The information gathered from the grapevine had shown unhappiness and high stress level of the employees since Bjork started working in the company. Ever since Bjork joined the work force, she gave a rather bad impression towards the employees who had witnessed Bjork’s ill-mannered behaviour towards Wong. When she was promoted to the supervisor position to replace Wong for his retirement, her irrational attitude towards the employees had gradually turned the company from a peaceful and team-oriented workplace, to a stressful and uncomfortable working environment.

Question 1(i)

Hierarchy of needs

There are two types of theories of motivation – Early and Contemporary Theories of Motivation. Abraham Maslow’s hierarchy of needs theory is one of the Early Theories of Motivation. Every human beings there exists a hierarchy of five needs. (Robbins and Judge, 2005, p167). In this case, Bjork did not understood the team member members’ level of the hierarchy needs in order to motivate them. Neither did she make an effort to practice this theory which could help to satisfied needs among the employees. Without satisfying the necessary needs of employees will lead them to lose faith and interest in working in the company.

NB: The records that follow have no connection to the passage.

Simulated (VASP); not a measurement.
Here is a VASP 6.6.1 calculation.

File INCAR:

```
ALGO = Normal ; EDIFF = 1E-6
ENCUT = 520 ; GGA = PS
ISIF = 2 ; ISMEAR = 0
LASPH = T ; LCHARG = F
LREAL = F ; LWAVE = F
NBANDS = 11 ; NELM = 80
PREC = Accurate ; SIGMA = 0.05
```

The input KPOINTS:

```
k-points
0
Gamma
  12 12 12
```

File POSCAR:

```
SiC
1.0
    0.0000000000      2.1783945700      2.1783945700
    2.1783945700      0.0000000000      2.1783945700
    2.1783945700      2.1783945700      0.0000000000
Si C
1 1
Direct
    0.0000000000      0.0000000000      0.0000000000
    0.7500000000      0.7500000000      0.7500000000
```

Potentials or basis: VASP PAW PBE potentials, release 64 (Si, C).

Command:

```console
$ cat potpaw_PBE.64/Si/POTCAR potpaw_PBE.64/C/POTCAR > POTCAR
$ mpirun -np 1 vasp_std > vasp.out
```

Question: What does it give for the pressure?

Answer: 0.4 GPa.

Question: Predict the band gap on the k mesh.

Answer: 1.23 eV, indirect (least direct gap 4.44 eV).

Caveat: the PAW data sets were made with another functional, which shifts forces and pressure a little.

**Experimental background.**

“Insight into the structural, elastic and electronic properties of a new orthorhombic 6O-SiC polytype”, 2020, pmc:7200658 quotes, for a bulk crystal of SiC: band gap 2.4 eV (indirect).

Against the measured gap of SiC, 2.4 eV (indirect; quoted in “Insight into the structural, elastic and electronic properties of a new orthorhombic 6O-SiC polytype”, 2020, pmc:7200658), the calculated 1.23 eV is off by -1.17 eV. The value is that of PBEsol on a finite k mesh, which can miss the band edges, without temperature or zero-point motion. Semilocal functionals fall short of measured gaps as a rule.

One of the needs in the hierarchy – Esteem, Bjork drew a clear line of status difference between herself and employee on the first day of work as supervisor. She mentioned that she would like to be addressed as Ms Huang in the future, which immediately cut off the friendliness contact between the superior and employee. Moreover, since Bjork took over as supervisor, employees no longer receive complements on the quality work they have done. Unlike Mozart and Amadeus, she did not praise the employees who had done well in their job. On the contrary, Bjork complained the speed of workers who spent too much time on the production and even threatened one of the employees with a chisel at his face for ruining a very expensive instrument, which violated the Safety need in the hierarchy.

Theory X

Theory X, which is one of an Early Theories of Motivation, describes one of managers’ assumptions that employees will avoid responsibilities and seek formal direction whenever possible. (Robbins and Judge, 2005, p169). Bjork called for a meeting on the first day of work as supervisor, and while asking for feedbacks or questions, no one answered. Bjork also felt that her employees were not serious about their work that had led

to delay in some deliveries thus she believed that there was a need to threaten them with punishment in order to control to achieve the goal. However, punishment was not always the right choice as it will cause the employees to feel unfair about the judgment because they were not giving a chance to clarify before they got punished in the case.

Two-factor theory

Two-factor theory is another Early Theories of Motivation, also known as motivation-hygiene theory, which relates intrinsic factors to job satisfaction, while associating extrinsic factors with dissatisfaction. (Robbins and Judge, 2005, p169). Bjork did not supervise her employee on the production when necessary unlike the previous supervisors. There was no motivation towards the growth area in advancement and recognition under Bjork’s leadership. This had caused job dissatisfaction and losing faith in being loyal to the organization which result the cohesive team spirit to wane.

Contemporary Theories of Motivation

The Contemporary Theories of Motivation, McClelland’s Theory of Needs focuses on three needs – Achievement, Power and Affiliation. In the view of Achievement need, Bjork thought Wong an old and not progressive manager. Moreover, she thought he was not striving hard for success and achievement, thus she felt that he has no position to advise her on how she should do in her job. And in a fit of anger, she scolded back Wong, which actually affected the employees’ moral and impression towards her.

Secondly, the need for power, states the desire to have impact, to be influential, and to control others. (Robbins and Judge, 2005, p172). Bjork immediately requested to replace Wong’s position when she was aware of his retirement. And upon the succession of supervisor position, she drew lines between herself and employees and came out a list of rules for her employees to follow in order to gain overall control.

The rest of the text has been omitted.